Rough notes on high-scalability systems

  • Scalability
    • Scalability is the capability of a system, process, or a network to grow and manage increased demand.
    • Horizontal
      • Scaling up by adding more servers
      • Easier to adjust dynamically
    • Vertical
      • Scaling up by beefing up server resources/power
  • Reliability
    • The probability a system will fail in a given period
    • Achieved through redundancy of both the software components and data.
  • Availability
    • The time a system remains operational
    • If a system is reliable, it is available.

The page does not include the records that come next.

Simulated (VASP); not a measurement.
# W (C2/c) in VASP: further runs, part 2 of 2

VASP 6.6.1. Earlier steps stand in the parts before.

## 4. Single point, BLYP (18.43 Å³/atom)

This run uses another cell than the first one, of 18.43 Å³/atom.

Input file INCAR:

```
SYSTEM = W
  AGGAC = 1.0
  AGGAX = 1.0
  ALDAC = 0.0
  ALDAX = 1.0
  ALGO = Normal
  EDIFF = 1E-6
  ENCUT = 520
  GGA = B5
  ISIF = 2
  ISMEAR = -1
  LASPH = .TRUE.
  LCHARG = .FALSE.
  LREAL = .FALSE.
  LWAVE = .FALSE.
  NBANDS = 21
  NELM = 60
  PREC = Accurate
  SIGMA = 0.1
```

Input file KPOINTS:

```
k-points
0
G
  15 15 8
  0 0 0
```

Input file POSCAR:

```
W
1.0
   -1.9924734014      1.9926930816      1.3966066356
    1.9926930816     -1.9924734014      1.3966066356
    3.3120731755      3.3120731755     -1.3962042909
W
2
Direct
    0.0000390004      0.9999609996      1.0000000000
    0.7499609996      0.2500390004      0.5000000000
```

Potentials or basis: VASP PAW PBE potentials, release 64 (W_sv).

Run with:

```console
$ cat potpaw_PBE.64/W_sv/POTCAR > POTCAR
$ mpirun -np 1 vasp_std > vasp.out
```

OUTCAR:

    • However, if it is available, it is not necessarily reliable.
  • Efficiency
    • Response Time
    • Throughput
  • Serviceability or Manageability
    • Also Observability
  • Load Balancing
    • Prevents single point of failure
    • Improves overall application availability and response time
    • Distributes Load, no single struggling server
    • Provides analytics
    • Handles failures
    • Can add LBs in three places
      • Between the user and the web server
      • Between web servers and an internal platform layer, like application servers or cache servers
      • Between internal platform layer and database.
    • How do they work
      • Health checks to backend servers
      • Methods
        • Round Robin
        • Weighted round robin
        • Least connections
        • Least response time
        • IP hash
    • LBs must also be redundant
  • Caching
    • LB helps scaling, but caching enables:
      • Vastly better use of resources
      • Implementing requirements that would otherwise be unattainable
      • Pros: Better for static data
      • Cons: Not good for user generated data, where freshness and consistencty is critical
    • Assume 1M requests for 100 items
      • If we split 50 items to 2 servers, each will still have to deal with 1M requests
      • If we replicate 100 items to 2 servers, each will deal with 500K requests instead
    • GET requests can be UDP, SET/DELETE can be TCP
    • Application server cache
      • Could improve request/response time, but if we have scaled with many nodes that are behind a load balancer, we’ll have many cache misses, because requests will be routed to different nodes
    • CDNs
      • Tip: use a different subdomain (cdn.facebook.com) for static content, will help later when passing DNS to your CDN
    • Cache invalidation
      • Cache is amazing, but needs management to keep cache coherent with DB
      • If data is updated on DB, needs to be updated in cache.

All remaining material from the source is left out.